$\int_0^1\int_0^1|f(x)+f(y)|\mathrm{d}x\mathrm{d}y\ge\int_0^1|f(x)|\mathrm{d}x$ Suppose $f(x)$ is integrable on $[0,1]$. Prove:
$$\int_0^1\int_0^1|f(x)+f(y)|\mathrm{d}x\mathrm{d}y\ge\int_0^1|f(x)|\mathrm{d}x$$
I think I proved it in its discrete form. (It seems like an Olympic problem)
Is there any better method? Thanks for any help!

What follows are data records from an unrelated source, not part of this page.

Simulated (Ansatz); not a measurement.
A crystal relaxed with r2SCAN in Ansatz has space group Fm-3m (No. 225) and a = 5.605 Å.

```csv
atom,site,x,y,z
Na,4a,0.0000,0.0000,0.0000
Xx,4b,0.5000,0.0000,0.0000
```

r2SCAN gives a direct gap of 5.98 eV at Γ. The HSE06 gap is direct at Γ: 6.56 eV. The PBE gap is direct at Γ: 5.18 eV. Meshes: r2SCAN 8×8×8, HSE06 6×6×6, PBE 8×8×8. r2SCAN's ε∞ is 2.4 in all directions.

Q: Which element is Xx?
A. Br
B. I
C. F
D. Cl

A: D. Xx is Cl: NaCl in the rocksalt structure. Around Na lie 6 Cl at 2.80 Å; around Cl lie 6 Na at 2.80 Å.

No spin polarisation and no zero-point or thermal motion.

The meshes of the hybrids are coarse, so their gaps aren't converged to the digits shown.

 A: In probabilistic terms this inequality says the following: If $X_1$ and $X_2$ are two independent realizations of the real random variable $X$ then
$$E\bigl(|X_1+X_2|\bigr)\geq E\bigl(|X|)\ .\tag{1}$$ If $X$ takes only  values $\geq0$ this is obvious (even with a factor $2$ on the right hand side), but otherwise one might think that there could be so much cancellation that $E\bigl(|X_1+X_2|\bigr)$ is in fact smaller than $E\bigl(|X|)$. I guess that $(1)$ is well known in probability circles.
It is enough to prove the stated inequality for a function $f$ that takes only finitely many values $f_i\in{\mathbb R}$ on intervals of length $p_i>0$.  We may assume that ${\rm sgn}(f_i)={\rm sgn}(i)$, and that
$$p:=\sum_{i<0} p_i>0, \quad a:={1\over p}\sum_{i<0} |f_i| p_i>0,\quad q:=\sum_{i\geq0}p_i>0,\quad b:={1\over q}\sum_{i\geq0} f_ip_i>0\ .$$
The quantity
$$U:=\int_{[0,1]^2}\bigl|f(x)+f(y)\bigr|\>{\rm d}(x,y)=\sum_{i, \>k}|f_i+f_k|\>p_i p_k$$
then is a sum of four partial sums that can be dealt with as follows:
$$\sum_{i\geq0, \>k\geq0}|f_i+f_k|\>p_i p_k=\sum_{i\geq0, \>k\geq0}\bigl(f_i+f_k\bigr)\>p_i p_k=2q^2b\ ,$$
and similarly
$$\sum_{i<0, \>k<0}|f_i+f_k|\>p_i p_k=\sum_{i<0, \>k<0}\bigl(|f_i|+|f_k|\bigr)\>p_i p_k=2p^2a\ .$$
For the "unequal sign" sums we make use of the convexity of the functions $\phi_c(x):=|x+c|$. This allows to write
$$\sum_{i\geq0, \>k<0}|f_i+f_k|\>p_i p_k=\sum_{i<0, \>k\geq0}|f_i+f_k|\>p_i p_k\geq p\sum_{k\geq0}|{-a}+f_k| p_k\geq pq|b-a|\ .$$
In all we have proven that
$$U\geq 2q^2 b+2p^2 a+2pq|b-a|\ .$$
On the other hand
$$V:=\int_0^1 |f(x)|dx=\sum_i|f_i| \>p_i=pa+qb \ .$$
By symmetry and linearity we may assume $b\geq a$ and $a=1$, hence $b=1+h$, $h\geq0$. As $q=1-p$ we therefore have to prove that
$$U-V\geq 2(1-p)^2(1+h)+2p^2+2p(1-p)h-\bigl(p+(1-p)(1+h)\bigr)\tag{2}$$ is $\geq0$ for $0\leq p\leq1$. The function
$$\psi(p):=1+h-(4+h)p+4p^2$$
appearing on the right hand side of $(2)$ takes its global minimum on ${\mathbb R}$ at the point $p_*={1\over2}+{h\over8}$. If $h\geq4$ then $p_*\geq1$, hence $\psi$ is decreasing for $0\leq p\leq1$. It follows that in this case $$U-V\geq\psi(1)=1>0\ .$$ If $0\leq h<4$ then
$$U-V\geq \psi(p_*)={h\over2}\left(1-{h\over8}\right)\geq0\ .$$
In particular we have equality in $(1)$ if $X$ assumes the values $\pm1$ with probability ${1\over2}$ each.